WA: Archbishop says timber workers are mischief making

Copyright 2000 AAP Information Services Pty Ltd
October 19, 2000
By Selina Day

PERTH, Oct 19 AAP

The head of the Anglican church in Australia has rejected as mischief-making attempts by timber workers in Western Australia to embroil him in a logging debate.

Mill workers in the small WA timber town of Nannup have accused Archbishop Peter Carnley of double standards over what they say are anti-logging comments he made about a forest management plan for Nannup, 280km south of Perth.

Select trees are to be logged this summer on a block along the Blackwood River, which runs through Nannup, as part of Conservation and Land Management department (CALM) forest management plans.

Dr Carnley, who is building his retirement house on land he owns at Nannup, near the block to be managed by CALM, yesterday expressed concerns about the effect of logging on salinity.

He told ABC radio that the plans to "chop down trees close to the river" came at a time when Prime Minister John Howard was trying to address salinity issues through a national tree-planting program.

Timber workers said yesterday's remarks came as workers prepared to process an order of old-growth jarrah placed personally by Dr Carnley at the Nannup mill last Monday.

"Dr Carnley has been caught out with double standards on his views about forest management," said Trish Townsend, WA coordinator of timber community lobby group, Timber Communities Australia.

But Archbishop Carnley said timber industry representatives had mischievously tried to make out that he was opposed to all logging.

"It's not a matter of logging as such, but precisely where and how much and for what purposes," Dr Carnley said.

"We obviously need some timber for construction purposes. Almost every house has some timber in it."

He said his Nannup house, which would have a steel frame and Hardie board construction, would nonetheless contain "a modest amount of timber".

However, Dr Carnley said, this was not the point.

"Picking over the huge area of previously logged forests is one thing; the devastation of pristine areas is quite another," he said.

"Similarly, indiscriminate logging, which ends up as woodchip, railway sleepers and charcoal, is quite a different thing from selective logging for the construction industry and furniture."

Dr Carnley said logging on the banks of the Blackwood, at the same time as increasing concern over salinity, was "alarming and offensive".
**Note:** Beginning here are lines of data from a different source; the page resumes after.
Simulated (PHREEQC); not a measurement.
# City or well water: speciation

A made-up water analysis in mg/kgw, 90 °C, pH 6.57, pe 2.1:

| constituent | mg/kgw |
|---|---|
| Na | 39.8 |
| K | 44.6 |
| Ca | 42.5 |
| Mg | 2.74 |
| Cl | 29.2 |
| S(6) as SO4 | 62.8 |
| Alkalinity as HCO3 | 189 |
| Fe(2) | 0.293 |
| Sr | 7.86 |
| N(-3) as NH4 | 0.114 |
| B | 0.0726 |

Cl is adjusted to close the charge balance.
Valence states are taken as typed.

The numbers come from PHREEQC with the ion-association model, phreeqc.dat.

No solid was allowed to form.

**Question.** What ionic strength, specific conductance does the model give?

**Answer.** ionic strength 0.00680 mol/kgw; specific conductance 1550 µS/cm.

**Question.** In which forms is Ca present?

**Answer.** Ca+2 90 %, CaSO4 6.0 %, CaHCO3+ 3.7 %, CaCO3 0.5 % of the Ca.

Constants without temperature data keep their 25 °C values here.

"There is growing concern that salination in the river will rise if the timber on its banks is cut down," he said.

But Ms Townsend said scientific studies had shown that forest management had no impact on salinity.

She also disputed Dr Carnley's claim that his house would use only a modest amount of timber, saying he had ordered at least 9.667 cubic metres, which equated to about 238.6 square metres.